The Monitor (Kampala)

Uganda: Barclays Bank Focuses On Retail Customers

27 November 2007


interview

Kampala — Barclays Bank has hit the road running following its acquisition of Nile Bank. It has expanded by several branches and ATMs. The Barclays' Group Vice Chairman Gary Hoffman gives Fredrick Masiga the bigger picture

Over the last few years Barclays Bank has moved into retail banking probably finding a new niche for business. Can we say it is a global trend for the bank or is it only for this market?

If I get back three or four years ago, Barclays Bank made nearly 80 per cent of its profits in the UK and 20 per cent outside the UK and the board set the target to diversify earnings to become one of the global universal financial services company and specifically to earn 50 per cent of our income from outside the UK and in 2007 we achieved that; not because the UK market stood still but because other markets have grown.

We have one of the biggest institutional asset managers in the world the Barclays Global Investments which has $2 trillion. We are growing Barclays' wealth business internationally and Barclays Card which was mainly a UK credit card company has expanded rapidly overseas in the US, in African and across emerging markets it has become more of an international business.

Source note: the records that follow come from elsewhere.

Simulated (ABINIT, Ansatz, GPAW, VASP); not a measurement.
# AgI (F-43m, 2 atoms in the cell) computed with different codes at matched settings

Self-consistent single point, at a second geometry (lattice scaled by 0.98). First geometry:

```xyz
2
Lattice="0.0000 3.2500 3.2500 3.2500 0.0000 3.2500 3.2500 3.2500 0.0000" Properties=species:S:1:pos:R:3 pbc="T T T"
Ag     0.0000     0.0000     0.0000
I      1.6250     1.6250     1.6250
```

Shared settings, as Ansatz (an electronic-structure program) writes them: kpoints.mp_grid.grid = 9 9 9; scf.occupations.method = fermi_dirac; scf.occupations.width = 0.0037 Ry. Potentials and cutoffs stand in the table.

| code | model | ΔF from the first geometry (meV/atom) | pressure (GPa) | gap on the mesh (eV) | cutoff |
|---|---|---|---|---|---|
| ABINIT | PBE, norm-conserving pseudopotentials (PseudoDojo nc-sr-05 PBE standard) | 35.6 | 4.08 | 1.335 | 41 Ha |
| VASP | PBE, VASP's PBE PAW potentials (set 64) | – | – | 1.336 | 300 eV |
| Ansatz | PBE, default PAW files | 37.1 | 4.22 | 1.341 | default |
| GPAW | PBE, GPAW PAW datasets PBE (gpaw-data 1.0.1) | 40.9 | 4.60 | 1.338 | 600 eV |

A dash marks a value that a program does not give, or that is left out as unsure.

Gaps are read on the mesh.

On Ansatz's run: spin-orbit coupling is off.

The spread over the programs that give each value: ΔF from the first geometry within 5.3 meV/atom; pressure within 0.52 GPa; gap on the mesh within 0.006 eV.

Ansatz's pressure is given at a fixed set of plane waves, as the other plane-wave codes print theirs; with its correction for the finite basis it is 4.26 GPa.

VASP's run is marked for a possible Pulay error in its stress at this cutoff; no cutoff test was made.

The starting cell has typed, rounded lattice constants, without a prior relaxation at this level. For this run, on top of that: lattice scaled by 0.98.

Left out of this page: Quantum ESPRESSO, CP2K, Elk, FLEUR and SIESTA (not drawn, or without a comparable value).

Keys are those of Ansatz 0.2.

What does Africa offer for your business?

We have been in African for more than 100 years and in Uganda for more than 70 years.

Five years ago, the first question I would have got on a visit to Africa would have been 'Is Barclays committed to Africans?' Whereas now no one is asking the question now whether Barclays is committed to Africa because they are seeing there is rapid growth.

South Africa is an important part in our expansion plan but what I have been struck by in the last three day here in Nairobi and Kampala is the momentum in East Africa and the spirit of cooperation across the region which has not always been there and particularly at Barclays where I have met a lot of staff; the energy and excitement for the growth is an important part of the portfolio.

That energy, though, is coming under threat from the Chinese interest in Africa. We know that their investment in the Standard Bank; the bank with the largest capitalisation in Africa could mean that you develop a new plan to deal with it.

If I look at South Africa, then clearly nearly three or fours years ago now we acquired a majority stake in ABSA which is a fantastic brand in South Africa.

We welcome healthy competition; competition is good news and we are very confident in our people and our universal banking model. Recently, Barclays had an investment from the Chinese Development Bank so it is the Chinese showing confidence in the Barclays model.

You made a massive takeover attempt in ABN Amro but withdrew almost with the same ferocity. Was it a bad deal?

We regarded the opportunity presented by ABN Amro as an accelerator of our strategy.

Our strategy is to become one of the handfuls of global universal banking models.

We have been growing very strongly organically and we have made a small number of medium and small acquisitions in Africa including Nile Bank. We use acquisitions or deals as an accelerator of our business.

The ABN Amro would have accelerated our strategy internationally and particularly in global retailing and commercial banking. But we were not prepared to do that at any price for our shareholders and as the market weakened and asset prices reduced it was clear to us that we would not be doing our shareholders a good service by paying the price that was offered.

Your acquisition of Nile Bank has been criticised in some quarters as extravagant.

We made the right decision. We see it as an accelerator. We are confident with the price we paid. I am personally very impressed with the speed of integration. It was great to see the 286 Nile Bank employees have been quickly made to feel part of Barclays and the branches have all been branded Barclays.